June 3, 17:00-18:30 -- Room 056 with live streaming on Zoom

Tatsuo Suwa (Hokkaido University)

Localized intersection product for maps and applications

Abstract: We define localized intersection product in manifolds using combinatorial topology, which corresponds to the cup product in relative cohomology via the Alexander duality. It is extended to localized intersection product for maps. Combined with the relative Cech-de Rham cohomology, it is effectively used in the residue theory of vector bundles and coherent sheaves. As an application, we have the functoriality of Baum-Bott residues of singular holomorphic foliations under certain conditions, which yields answers to problems and conjectures posed by various authors concerning singular holomorphic foliations and complex Poisson structures. This includes a joint work with M. Correa.

References
[1] M. Correa and T. Suwa, On functoriality of Baum-Bott residues, arXiv:2501.15133.
[2] T. Suwa, Complex Analytic Geometry - From the Localization Viewpoint, World Scientific, 2024.

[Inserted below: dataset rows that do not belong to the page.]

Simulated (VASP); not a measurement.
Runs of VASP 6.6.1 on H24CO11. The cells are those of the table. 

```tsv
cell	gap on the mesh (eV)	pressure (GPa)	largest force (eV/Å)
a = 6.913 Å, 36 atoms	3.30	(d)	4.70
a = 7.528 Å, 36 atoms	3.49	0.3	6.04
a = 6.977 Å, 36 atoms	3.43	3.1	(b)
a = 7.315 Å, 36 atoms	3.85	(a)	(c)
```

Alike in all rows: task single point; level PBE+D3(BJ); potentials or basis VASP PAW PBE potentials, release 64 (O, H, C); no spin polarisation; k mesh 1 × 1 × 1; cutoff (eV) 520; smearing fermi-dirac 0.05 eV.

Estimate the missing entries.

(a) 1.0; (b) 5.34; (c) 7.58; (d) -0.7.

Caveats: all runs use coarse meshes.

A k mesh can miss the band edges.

June 10, 17:00-18:30 -- Room 056 with live streaming on Zoom

Takayuki Morifuji (Keio University)

Bell polynomials and hyperbolic volume of knots

Abstract: In this talk, we introduce two volume formulas for hyperbolic knot complements using Bell polynomials. The first applies to hyperbolic fibered knots and expresses the volume of the complement in terms of the trace of the monodromy matrix. The second provides a formula for the volume of general hyperbolic knot complements based on a weighted adjacency matrix. This talk is based on joint work with Hiroshi Goda.


June 17, 17:00-18:30 -- Room 056 with live streaming on Zoom

Taketo Sano (RIKEN iTHEMS)

A diagrammatic approach to the Rasmussen invariant via tangles and cobordisms

Abstract: Rasmussen's s-invariant is an integer-valued knot invariant derived from Khovanov homology, and it has remarkable applications in topology, such as providing a combinatorial reproof of the Milnor conjecture. Although the s-invariant is defined using the quantum filtration of the homology group, it is difficult to interpret it geometrically. In this talk, we give a cobordism-based interpretation of the s-invariant based on Bar-Natan's reformulation of Khovanov homology via tangles and cobordisms. This interpretation allows for the computation of the s-invariant from a tangle decomposition of the knot. As an application, we demonstrate that the s-invariants of a certain infinite family of pretzel knots can be determined by hand.

Preprint: https://arxiv.org/abs/2503.05414


June 24, 17:00-18:30 -- Room 056 with live streaming on Zoom
June 26, 15:30-17:00 -- Room 122 with live streaming on Zoom

Danny Calegari (The University of Chicago)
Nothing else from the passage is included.